Appeals Court (July 13, 2006)

A respondent's due process rights are not violated by a delay between the commencement of the respondent's temporary commitment and the finding of probable cause where the respondent was substantially responsible for the delay.

DYS is an "agency with jurisdiction" under c. 123A, §12(a), and the respondent's juvenile records are admissible in an SDP proceeding.

The respondent was adjudicated delinquent when he was 14 years old for committing rape. While on probation, the respondent committed additional sex offenses and was committed to DYS. The Commonwealth filed an SDP petition. Twenty-nine months after the respondent was temporarily committed, probable cause was found. Four months later, a jury found the respondent SDP.

The respondent appealed, arguing three main issues:

1. Delay

The respondent argued that the 29-month delay violated his due process rights, warranting dismissal of the petition. The Court found that the respondent caused most of the delay by filing repetitive motions to dismiss the petition, requests for changes of counsel, and for continuances. The Court also noted that even if there was undue delay attributable to the Commonwealth, the appropriate remedy would have been release pending the outcome of the probable cause hearing, not dismissal of the petitions. Section 12(e) of the statute does not contemplate dismissal of the petition as a remedy for delay.

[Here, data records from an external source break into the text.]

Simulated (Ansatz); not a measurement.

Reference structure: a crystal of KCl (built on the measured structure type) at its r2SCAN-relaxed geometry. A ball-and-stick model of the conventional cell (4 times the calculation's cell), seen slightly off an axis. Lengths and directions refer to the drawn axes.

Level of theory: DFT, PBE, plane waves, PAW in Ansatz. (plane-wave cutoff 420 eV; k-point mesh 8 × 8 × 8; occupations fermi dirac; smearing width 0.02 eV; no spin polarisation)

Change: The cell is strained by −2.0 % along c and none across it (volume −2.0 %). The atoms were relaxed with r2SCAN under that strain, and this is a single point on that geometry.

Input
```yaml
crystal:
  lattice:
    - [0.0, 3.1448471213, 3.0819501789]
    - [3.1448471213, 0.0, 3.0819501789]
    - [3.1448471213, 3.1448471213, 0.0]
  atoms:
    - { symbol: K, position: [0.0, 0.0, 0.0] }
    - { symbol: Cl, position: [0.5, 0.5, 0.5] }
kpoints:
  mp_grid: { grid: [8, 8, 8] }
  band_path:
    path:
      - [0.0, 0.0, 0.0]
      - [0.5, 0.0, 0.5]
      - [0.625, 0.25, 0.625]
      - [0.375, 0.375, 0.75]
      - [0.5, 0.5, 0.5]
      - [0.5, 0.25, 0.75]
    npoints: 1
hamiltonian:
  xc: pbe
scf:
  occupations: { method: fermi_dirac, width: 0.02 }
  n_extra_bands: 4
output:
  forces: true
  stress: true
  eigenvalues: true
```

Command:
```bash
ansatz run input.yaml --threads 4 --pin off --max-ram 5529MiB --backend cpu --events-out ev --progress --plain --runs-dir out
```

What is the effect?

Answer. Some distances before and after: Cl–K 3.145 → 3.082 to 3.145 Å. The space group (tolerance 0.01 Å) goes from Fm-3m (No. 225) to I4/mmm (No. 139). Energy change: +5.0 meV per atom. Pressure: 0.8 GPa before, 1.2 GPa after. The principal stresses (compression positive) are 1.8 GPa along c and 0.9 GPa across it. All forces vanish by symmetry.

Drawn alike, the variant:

2. "Agency with jurisdiction" pursuant to c. 123, §12(a)

The respondent argued that DYS' detention was unlawful and therefore DYS was not an "agency with jurisdiction" pursuant to §12(a). The Court found that DYS is an "agency with jurisdiction." Chapter 123A, §1 defines the term as "the agency with the authority to direct the release of a person presently incarcerated, confined or committed to the department of youth services." The definition refers to the actual fact of incarceration and not the lawfulness of the detention, which is a collateral issue to the SDP proceeding.

3. Juvenile records

The respondent argued that the disclosure and admissibility of the respondent's juvenile records was improper. The Court held that pursuant to c. 123A, §14 (c), juvenile records are admissible at trial. It is implicit in the statute that the district attorney will have access to the juvenile's records in order to make the threshold determination whether to file a petition, and if so, such records are also necessary to conduct the probable cause hearing. The Court also held that to the extent that c. 119, §60 (confidentiality of juvenile records) conflicts with c. 123A, the matter is resolved in favor of disclosure since c. 123A is the newer and more specific statute.